The Rock and Roll Hall of Fame has revealed its Class of 2019: Radiohead, Janet Jackson, Stevie Nicks, The Cure, Def Leppard, Roxy Music and The Zombies.
In a statement, Jackson said, “Thank you Rock and Roll Hall of Fame. I am truly honored and I am happy to be in there with my brothers.”
Nicks makes history as the first woman to be inducted into the Hall twice, as she is already a Hall of Famer as a member of Fleetwood Mac, who were inducted in 1998. “I have a lot to say about this,” she said in a statement, “but I will save those words for later. For now I will just say, I have been in a band since 1968. To be recognized for my solo work makes me take a deep breath and smile. It’s a glorious feeling.”
In a statement, Joe Elliott of Def Leppard said, “First of all, a massive thanks to all our fans & past inductees who voted for us. Congratulations to all our fellow inductees, we stand alongside some amazing artists, past & present. What an absolute honour.” The band’s Phil Collen added, “We started 2018 off at the Royal Albert Hall and to now cap it all off with a nod into the Rock and Roll Hall of Fame is brilliant.”
The Zombies have been on the ballot three previous times and eligible since 1989. Colin Blunstone of the band said to Rolling Stone, “You do start to doubt that it could happen. I’ve tried to be fairly philosophical about it and tell myself that if we don’t get inducted, it’s just a bit of fun. Don’t take it too seriously. But of course when you’re actually inducted, everything changes. You think, ‘This is a career-defining [and] life-defining moment.'”

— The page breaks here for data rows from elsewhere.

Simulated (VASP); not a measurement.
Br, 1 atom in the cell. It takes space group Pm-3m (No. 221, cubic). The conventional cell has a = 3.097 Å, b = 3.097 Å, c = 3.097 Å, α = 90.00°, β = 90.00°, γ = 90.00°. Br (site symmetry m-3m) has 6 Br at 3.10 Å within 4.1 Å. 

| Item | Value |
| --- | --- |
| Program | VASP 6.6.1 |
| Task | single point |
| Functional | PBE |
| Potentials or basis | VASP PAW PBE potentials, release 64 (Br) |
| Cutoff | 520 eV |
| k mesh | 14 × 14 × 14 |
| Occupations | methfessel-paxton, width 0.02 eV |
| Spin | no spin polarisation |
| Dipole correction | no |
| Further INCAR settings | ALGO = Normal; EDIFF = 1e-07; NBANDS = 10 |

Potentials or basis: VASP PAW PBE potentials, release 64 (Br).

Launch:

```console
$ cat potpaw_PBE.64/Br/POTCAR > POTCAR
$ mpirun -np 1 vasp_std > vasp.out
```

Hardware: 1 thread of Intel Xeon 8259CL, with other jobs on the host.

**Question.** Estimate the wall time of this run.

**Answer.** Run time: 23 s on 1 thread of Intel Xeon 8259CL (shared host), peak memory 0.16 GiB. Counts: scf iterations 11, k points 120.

Radiohead released a statement saying, “The members of Radiohead have been surprised to learn of the band’s induction into the Rock & Roll Hall of Fame Class of 2019. The band thanks the Hall of Fame voting body and extends congratulations to this year’s fellow inductees.”
Last year, the members of Radiohead were dismissive of their potential entry to the Hall, with guitarist Ed O’Brien telling Rolling Stone, “I don’t want to be rude about the Rock and Roll Hall of Fame because for a lot of people it means something, but culturally I don’t understand it. I think it might be a quintessential American thing. Brits are not very good at slapping ourselves on the back. It seems very show-biz and I’m not very show-biz. We haven’t even been asked. I don’t want to be rude. But if you ask me what I’d rather be doing that night, I’d rather be sitting at home in front of the fire or going to a gig. I realized years ago that I didn’t like award ceremonies. You walk in there and you feel self-conscious. It’s just really uncomfortable.”
The induction ceremony is set for March 29 at the Barclays Center in Brooklyn. It will later be broadcast on HBO and SiriusXM.